Brett Bowden and Michael T. Davis (eds)
Terror: From Tyrannicide to Terrorism
UQP; $59.95; 379pp
It is in the nature of certain journalists to look for connections where none are apparent. Thus, in July 2005, when London was unexpectedly successful in its bid to host the 2012 Olympics, beating the runaway favourite Paris, a few facetious hacks suggested that two hundred years after the battle of Trafalgar – another unlikely victory – the French still hadn’t learned their lesson. Similarly, when, the following day, four bombs exploded in central London, killing 52 and injuring hundreds, some were moved to make a connection with another group of religious terrorists, whose plot to blow up the Houses of Parliament exactly 400 years before had shaken the English people to the core.
Edited by Brett Bowden and Michael T. Davis, Terror: From Tyrannicide to Terrorism happens to take these two events, the Gunpowder Plot of 1605 and the attacks on London in 2005, as the ‘bookends’ between which its sixteen essays on ‘the historical terrain of terrorism’ are shelved, in chronological order. Thus, we move from the Plot itself (the subject of a fine essay by Chris R. Kyle), to the legitimation of political violence that resulted from the execution of Charles I, through the post-revolutionary Terror in France, anarchist terrorism, the Terrors of communism, the terror tactics of the Fascists and Nazis, the ethno-nationalist terrorism of ETA and the IRA, to the current wave of Islamic terror. The result is an important book, albeit an uneven one.
The book addresses two types of terror: terror as a limited tactic designed to effect a political change; and terror as a means of social control. Or, to put it another way: terror from below and terror from above. Most of the time, we are able to talk of these two types of terror in isolation. (Robert Mugabe practices terror, but is rarely, if ever, described as a terrorist.) But there is a relationship between the two and the most enlightening essays in this book seek to explore and explain that relationship. Aristotle Kallis’s essay on fascism is particularly good in this regard, suggesting that European fascists saw violence, not only as a means to an end, but also as an end in itself. The current terrorist threat from al-Qaeda also fuses the two kinds of terror in that its tactics are partly designed as a punishment for apostasy and heresy. Its tactics are linked, in other words, to its totalitarian interpretation of Islam.

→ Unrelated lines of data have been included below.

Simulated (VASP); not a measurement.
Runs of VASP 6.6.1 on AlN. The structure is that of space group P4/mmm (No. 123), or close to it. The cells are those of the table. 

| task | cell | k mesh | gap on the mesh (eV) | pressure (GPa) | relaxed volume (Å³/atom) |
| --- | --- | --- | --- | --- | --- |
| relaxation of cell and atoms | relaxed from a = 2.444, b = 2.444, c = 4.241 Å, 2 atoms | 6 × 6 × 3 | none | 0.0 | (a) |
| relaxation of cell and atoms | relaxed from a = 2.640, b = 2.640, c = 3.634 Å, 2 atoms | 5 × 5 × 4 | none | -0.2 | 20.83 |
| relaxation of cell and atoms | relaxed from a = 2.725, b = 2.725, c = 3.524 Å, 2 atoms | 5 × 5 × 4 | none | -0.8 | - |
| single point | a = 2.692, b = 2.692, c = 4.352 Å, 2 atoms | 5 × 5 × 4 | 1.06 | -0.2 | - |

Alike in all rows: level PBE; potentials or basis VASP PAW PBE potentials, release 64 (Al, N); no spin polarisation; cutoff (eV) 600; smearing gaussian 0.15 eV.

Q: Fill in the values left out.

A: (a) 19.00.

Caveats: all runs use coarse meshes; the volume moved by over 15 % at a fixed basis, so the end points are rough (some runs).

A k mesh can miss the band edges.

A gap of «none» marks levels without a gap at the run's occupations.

Only occasionally does this collection descend into moral equivalence, but, when it does, it does so with enthusiasm. In his essay on the British Jacobins, contributing editor Michael T. Davis draws parallels between the Loyalist reaction to the threat from France in the 1790s and the victimisation of Arabs and Muslims in the wake of the attacks on the London Underground. Suggesting that this victimisation is tantamount to a campaign of terror, he goes on to describe it in the following terms:
The report [by the International Helsinki Federation for Human Rights] found that most attacks on Muslims involved verbal assaults as well as physical violence and crimes against property, such as arson targeting mosques or Muslim grave sites.
This is a very slippery sentence. At first glance, ‘as well as’ seems to mean ‘and’. But surely it cannot be the case that ‘most attacks’ involve physical violence and arson attacks on mosques and grave sites. ‘[A]s well as’ must mean ‘as opposed to’. That the ambiguity is not unhelpful to Davis’s argument is doubtless a coincidence. But I think we have a right to expect a bit more rigour in the circumstances.
Still, this book has plenty to recommend it. Above all, it demonstrates that 9/11 did not usher in an ‘age of terror’ but rather a different form of terror and that only by taking the long view can we ultimately defeat the enemies of reason.